Read the interview below:
Marcus Fairs: Why did you choose to write about architecture?
JP Delaney: When I write I always start with an idea, and I want to write a book that is appropriate to that idea. The heart of this idea was absolutely a minimalist architect.
Marcus Fairs: Do you live in a house like the one in The Girl Before?
JP Delaney: Where I live is completely the opposite of minimalist. But I became fascinated by the idea that… I think with most architecture the finished building is a reflection of both the client and the architect, because they're working to a brief.
But minimalism is one of the few architectural styles where you have to completely buy into the architect's vision. The house that is produced is absolutely his mind made concrete. As an architectural style it's obviously an expression of obsession. And that is a very interesting place to set a psychological thriller.
I love books about houses. Daphne du Maurier's Rebecca is the classic example. I thought it was interesting to take that gothic horror-house tradition that is so overworked and flip it on its head by having the gothic creepiness come from the fact that it's not dark and gnarly and cluttered but it's actually the reverse of that: blank and austere and beautiful but incredibly demanding of the occupant.

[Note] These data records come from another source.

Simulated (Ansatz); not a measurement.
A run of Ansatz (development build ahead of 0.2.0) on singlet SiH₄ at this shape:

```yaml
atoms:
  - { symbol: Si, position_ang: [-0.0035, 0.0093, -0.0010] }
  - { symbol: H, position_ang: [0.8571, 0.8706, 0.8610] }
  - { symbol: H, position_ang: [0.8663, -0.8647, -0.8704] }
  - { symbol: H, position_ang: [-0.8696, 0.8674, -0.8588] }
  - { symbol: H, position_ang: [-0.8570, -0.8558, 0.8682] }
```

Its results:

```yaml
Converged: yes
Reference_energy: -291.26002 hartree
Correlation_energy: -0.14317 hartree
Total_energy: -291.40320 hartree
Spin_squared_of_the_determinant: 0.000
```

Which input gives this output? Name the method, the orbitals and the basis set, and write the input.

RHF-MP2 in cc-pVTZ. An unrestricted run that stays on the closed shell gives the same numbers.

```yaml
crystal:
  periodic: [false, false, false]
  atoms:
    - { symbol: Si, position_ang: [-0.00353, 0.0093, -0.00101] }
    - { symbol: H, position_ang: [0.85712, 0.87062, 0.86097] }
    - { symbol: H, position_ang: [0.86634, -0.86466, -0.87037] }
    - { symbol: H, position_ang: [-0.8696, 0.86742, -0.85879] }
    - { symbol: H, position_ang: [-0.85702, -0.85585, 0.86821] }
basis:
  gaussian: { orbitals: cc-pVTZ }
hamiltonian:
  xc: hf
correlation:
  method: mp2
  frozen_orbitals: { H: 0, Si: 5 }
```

Minimalism is one of the few architectural styles where you have to completely buy into the architect's vision
Marcus Fairs: The asceticism, obsession and sexual power of the architect character, Edward Monkford, is reminiscent Howard Roark in The Fountainhead. Clearly the literary stereotype of the architect hasn't moved on much.
JP Delaney: Someone asked me if this was meant to be a book about totalitarianism. It wasn't meant to be but again it comes back to this idea that architects are obsessive. I know it's a stereotype that's not true of all architects, but it is true of minimalists. I think minimalists are a particular breed unto themselves and they can't be anything other than minimalists. And that's an interesting space to set a story in.
Marcus Fairs: How did you go about researching the book?
JP Delaney: I have some friends who are interested in architecture who took me along to architecture exhibitions and talks. I visited a few minimalist houses and I looked at the work of Peter Zumthor, Claudio Silvestrin and John Pawson. Those were probably the main ones, but a whole bunch of others as well.
I looked at some architectural magazines and monographs; I looked at Doris Saatchi's house in Battersea, which is very interesting because it's a very small minimalist house. There's this image of interesting houses in fiction always being very big; like manor houses. I quite liked the idea that this was a tiny, perfect one-bedroom house. Again it just felt like getting away from the psychological suspense stereotypes.
Marcus Fairs: The house features a lot of smart-home technology. Why did you include that?
JP Delaney: It seemed that technology is a very good way of making a place slightly creepy. As a society we're very interested in artificial intelligence, and we're also very interested in artificial intelligence going rogue. To be honest I put a lot of that in the book and then I took a lot out. There are a lot of books and movies about smart systems that go rogue. There was a Simpsons episode called House of Wax where they parodied the whole thing. So I felt that a little bit of that in fiction goes an awful long way.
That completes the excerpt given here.